In their prime, Gang Starr defined the platonic ideal of the MC and DJ collaboration. Maybe you preferred Rakim and Eric B, but no one would every mistake the latter’s (allegedly) ghost-produced contributions with Preemo’s blacktop symphonies, a swirling wax rain of orchestral loops, atavistic drums, and scratched hooks that transformed cold dialogue into diabolic soul. Pete Rock was his chief peer, but CL Smooth couldn’t match Guru’s telepathic wisdom or old testament voice. After all, it was mostly that.
Biggie and Pac became martyrs. Big L became a “what if” scenario. Big Pun exists as a platinum symbol for a historically underrepresented swath of a broader hip-hop nation. ODB is almost a Syd Barrett-like figure, fractured genius warped by temptation and circumstance. But Gang Starr and Guru were just dope, and “dope” is archaic slang rarely spoken by anyone old enough to remember “Moment of Truth.”
One of the Best Yet shrewdly announced its existence with “Family and Loyalty,” a hit of atomic nostalgia built to yield mushroom clouds of memory. For those whose beards are flecked with gray, those sweetly sinister strings and carving knife piano keys conjure images of Jeeps with booming systems long heaped in the junkyard. High school basketball games and Starter Jackets that now sell on eBay for even more than you stole them for. J Cole is conscripted to speak to the kids, even though he’s in his mid-30s and surely has enough aches to rightfully participate in this antique roadshow.

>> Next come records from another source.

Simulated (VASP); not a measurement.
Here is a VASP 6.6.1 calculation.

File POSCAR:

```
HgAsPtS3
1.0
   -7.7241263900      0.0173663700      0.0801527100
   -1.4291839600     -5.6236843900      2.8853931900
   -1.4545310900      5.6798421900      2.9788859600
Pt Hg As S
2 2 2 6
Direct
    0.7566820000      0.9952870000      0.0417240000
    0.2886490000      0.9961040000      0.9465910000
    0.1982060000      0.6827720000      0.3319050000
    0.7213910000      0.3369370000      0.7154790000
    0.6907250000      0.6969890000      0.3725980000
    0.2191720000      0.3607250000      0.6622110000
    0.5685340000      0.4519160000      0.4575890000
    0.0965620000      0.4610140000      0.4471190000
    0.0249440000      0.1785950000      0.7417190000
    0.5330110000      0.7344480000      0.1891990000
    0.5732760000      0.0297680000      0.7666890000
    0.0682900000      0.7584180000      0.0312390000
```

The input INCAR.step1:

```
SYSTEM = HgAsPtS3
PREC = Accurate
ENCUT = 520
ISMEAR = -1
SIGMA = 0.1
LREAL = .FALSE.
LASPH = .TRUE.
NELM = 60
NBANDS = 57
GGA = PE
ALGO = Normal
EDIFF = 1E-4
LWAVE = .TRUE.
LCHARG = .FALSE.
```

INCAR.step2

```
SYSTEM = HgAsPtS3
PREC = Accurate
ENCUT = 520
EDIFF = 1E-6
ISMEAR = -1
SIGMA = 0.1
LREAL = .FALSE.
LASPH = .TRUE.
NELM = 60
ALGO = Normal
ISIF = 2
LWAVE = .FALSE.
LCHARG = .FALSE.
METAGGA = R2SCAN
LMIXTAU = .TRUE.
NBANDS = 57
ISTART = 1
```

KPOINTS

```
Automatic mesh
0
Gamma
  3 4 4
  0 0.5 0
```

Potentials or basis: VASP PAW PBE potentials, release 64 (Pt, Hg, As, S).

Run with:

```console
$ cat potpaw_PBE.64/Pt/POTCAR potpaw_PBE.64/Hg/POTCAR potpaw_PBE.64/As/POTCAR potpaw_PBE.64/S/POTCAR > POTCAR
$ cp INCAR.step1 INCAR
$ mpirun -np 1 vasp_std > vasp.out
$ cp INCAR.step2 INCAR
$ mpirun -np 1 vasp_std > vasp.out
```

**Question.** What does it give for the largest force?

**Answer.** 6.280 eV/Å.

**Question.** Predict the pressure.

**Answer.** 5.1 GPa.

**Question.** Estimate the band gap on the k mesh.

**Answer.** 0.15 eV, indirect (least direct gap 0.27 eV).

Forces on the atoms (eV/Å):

One of the things that was always so comforting about Gang Starr is that there was no doubt. If some groups explored shadowy terrain or the dark corners of the subconscious, Guru and Premier kept it black and white. Stick up kids were out to task. Come with that weak shit, they’d break it. Warrior spirituals. The formulas might have been updated, but it was always going to be Guru and Premier. They told you up front: you know the steez.
Credit the genius of Premier that he intuitively understood that no algorithmic rituals or popular whim could diminish the timelessness of their original body of work. Nostalgia can be valuable so long as it doesn’t devolve into grotesque sentiment. Memory is vital to the way we process and cope with the world, so long as it isn’t cynically manipulated. Gang Starr strove for purity, which is impossible and usually undesirable in life, but can be staggeringly powerful in art. And on their final record, there is the unavoidable truth that this is a chance to create a final statement — perhaps not a perfect one, but the opportunity to tell one last time who they were and what they stood for. Yet Gang Starr was never merely about the graven ideas; they were the sum of the emotion conjured when everything became a perfect symbiosis. Here it is.
This is one more cup of coffee. The sureshot hitting its target right as the rifle falls to the ground. It might not make sense if you’re under 30, but few ever succeeded in being all things to everybody. Gang Starr were never about mass appeal anyway. This is about corralling the audience they built and unwillingly abandoned. It’s obvious from the first track. There it is, the loop from “Royalty” working the mystic cords of memory like a rotary phone. You hear “Work” and remember what it was like to hear it before you ever had a job.
The whole cast is here. Group Home and Jeru, Big Shug and Freddie fucking Foxx, the militia reformed. Q-Tip and the Mash Out Posse. The latter obliterate my personal favorite song “Lights Out,” where Fame and William Danzini Esq. operate like a backing choir from Hades. Guru booms axioms from the grave, the drums hitting like a hailstorm of lead safes, the fanged cackles of the Brownsville Cerberus in the background. Once more and for the last time, there is Keithy E, paranoid and aggressive, confident with his fists clenched. All we need is a Krumbsnatcha verse.
Of course, some of the Guru lyrics are trite. There is the false bling versus authentic binary as though Wu Tang didn’t tell you to get cream wearing cuban linx and beef and broccoli Wallabees. There is an emphasis on the notion of “real,” which depending on your vantage point can seem either direly needed or patently absurd in the grifter-takes-all mentality of America 2019. Perhaps I’m a tedious sentimentalist at heart, but I will always believe that the realness is an eternal necessity to support the human spirit. it’s not a style or a lyrical posture, but a gesture of sincerity, a belief in the self, a refusal to compromise or bend, the steadfast dedication to resist the current until you’ve eventually swept away by it.
It’s only real analogue is the Tribe Called Quest album from 2016. It might lack the political context of that missive, but it’s equally effective in its sneak attack. It’s a love letter to endangered beliefs, a miraculous Frankenstein built long after the hope died down of anything remotely this good ever coming from the vaults. And just like the Tribe album, this album somehow successfully weaves an ephemeral magic where the years have rolled back, the spring in your legs has returned, and the electron velocity in your brain bears no evidence of decay. It’s not squeezing life out of death, but rather celebrating the rare alchemy of a duo tragically deprived their natural goodbye. One more eternal tablet.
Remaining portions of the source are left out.